China's President Hu Jintao in Brasilia April 15, 2010. Hu Jintao will be the top guest at Russia's showcase investor forum next month as the Kremlin seeks to cement an alliance between the world's biggest energy producer and the fastest growing major economy.

Credit: Reuters/Paulo Whitaker/Files

MOSCOW | Fri May 6, 2011 5:27pm IST

MOSCOW (Reuters) - Chinese President Hu Jintao will be the top guest at Russia's showcase investor forum next month as the Kremlin seeks to cement an alliance between the world's biggest energy producer and the fastest growing major economy.

Foreign Minister Sergei Lavrov said on Friday that Hu will meet Russian leaders and attend the St Petersburg International Economic Forum, which the Kremlin presents as Russia's answer to the annual World Economic Forum in the Swiss resort of Davos.

"We in the Russian Federation await the chairman of the People's Republic of China Hu Jintao, who will hold bilateral meetings and take part in the St Petersburg Economic Forum," Lavrov said at a briefing with Chinese counterpart Yang Jiechi.

Yang confirmed that Hu would travel to the St Petersburg forum, which Russian President Dmitry Medvedev is expected to open. It will run from June 16-18.

Russia and China, which had a border conflict in 1969, say their relations have never been better though some Russian officials express anxiety in private about China's growing clout and talks on energy sales have stalled in recent years.

But Russia, which is trying to stem capital outflows which totalled $38.3 billion last year, sees China as a potential source of billions of dollars in investment which Moscow says it needs to upgrade ageing Soviet infrastructure.

PIPELINE

China has sought to secure long-term oil and gas supplies from Russia, though wrangling over gas prices has delayed the construction of a key gas pipeline to China that would allow the Kremlin to leverage its energy sales to European customers.
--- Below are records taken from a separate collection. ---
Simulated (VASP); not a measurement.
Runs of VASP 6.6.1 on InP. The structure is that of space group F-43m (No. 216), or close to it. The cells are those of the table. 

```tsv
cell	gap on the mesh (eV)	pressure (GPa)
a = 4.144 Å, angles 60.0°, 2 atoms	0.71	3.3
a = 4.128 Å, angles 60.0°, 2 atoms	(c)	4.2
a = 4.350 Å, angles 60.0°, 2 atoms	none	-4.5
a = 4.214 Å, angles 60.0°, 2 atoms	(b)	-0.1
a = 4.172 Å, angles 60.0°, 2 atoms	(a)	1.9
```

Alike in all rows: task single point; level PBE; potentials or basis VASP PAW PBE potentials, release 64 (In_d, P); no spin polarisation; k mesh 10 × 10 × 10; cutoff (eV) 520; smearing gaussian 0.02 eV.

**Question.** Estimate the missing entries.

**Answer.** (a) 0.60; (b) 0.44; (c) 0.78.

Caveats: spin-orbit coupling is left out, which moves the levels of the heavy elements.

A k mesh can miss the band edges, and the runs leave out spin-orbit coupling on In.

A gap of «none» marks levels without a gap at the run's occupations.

Russia's state-controlled gas company Gazprom wants to pump 30 billion cubic metres of gas a year to China from end-2015 and a Chinese source said last month that a deal to end years of stalled talks could be reached by June.

Prime Minister Vladimir Putin has called for boosting sales of natural resources -- Russia's main exports -- to China, whose gas consumption is forecast to soar over the next decade.

But some senior Russian policy makers are concerned by the influence China wields over the global energy and commodity markets which drive the fortunes of Russia's $1.5 trillion economy, which is dwarfed by China's $5.9 trillion GDP.

China was Russia's single largest trading partner in 2010, accounting for 9.5 percent of Russia's external trade, though as a whole the European Union was vastly bigger, accounting for 49 percent of Russia's $625.4 billion external trade.